Mr. Zappala made that conclusion after studying the area around a home in the 500 block of North Euclid Avenue where Deputy Sean Green fatally shot 19-year-old Odell W. Brown on June 13 in what police have described as a case of "suicide by cop."
The deputy fired one shot from his AR-15 rifle after Mr. Brown, distraught over a breakup, refused to drop his weapon, which investigators later learned was a realistic-looking pellet gun. The shooting occurred in a side yard of the home where Mr. Brown lived with his mother and grandmother, who said they have lingering questions about the 90-minute standoff.
"I wanted to know if the deputy could have retreated, and you can see he could not," Mr. Zappala said, standing in the side yard, which is enclosed by a wooden fence that was pierced by Deputy Green's round. "He was contained."

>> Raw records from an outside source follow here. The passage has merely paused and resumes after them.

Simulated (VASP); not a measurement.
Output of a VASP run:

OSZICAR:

Before he can determine whether the shooting was justified, Mr. Zappala said he must examine other evidence, including the deputy's personnel file to learn more about his career and from the cell phone on which Mr. Brown was talking as he paced the street.
Pittsburgh police were called to North Euclid by neighbors who reported seeing an agitated Mr. Brown outside with a gun. He refused to drop the weapon when police arrived. City officers requested backup from sheriff's deputies who were serving writs in the area.
More lives might have been jeopardized had the deputy not shot Mr. Brown, Mr. Zappala said.
"If you shoot somebody and you don't take him out, he could return fire and an innocent person could be killed," he said.
Mr. Brown's mother, Andrea Stevens, has said she knew her son had a pellet gun and told that to her mother, Joyce Stevens, who was inside the house during the standoff. The women have said they wonder why police did not seek information from them while the situation was unfolding.
Joyce Stevens declined to comment Thursday except to say, "There's just so many unanswered questions at this time."
Investigators are still examining the pellet gun. Even if police had been informed that the weapon did not fire bullets, "can an officer afford to take that chance? I think not," the district attorney said.
Deputy District Attorney Mark Tranquilli, who joined him at the scene, held the pellet gun against a police sergeant's Glock .40, pointing out the similarities.
"It looks real, it feels real," he said. "It certainly looked real to the sheriff that day."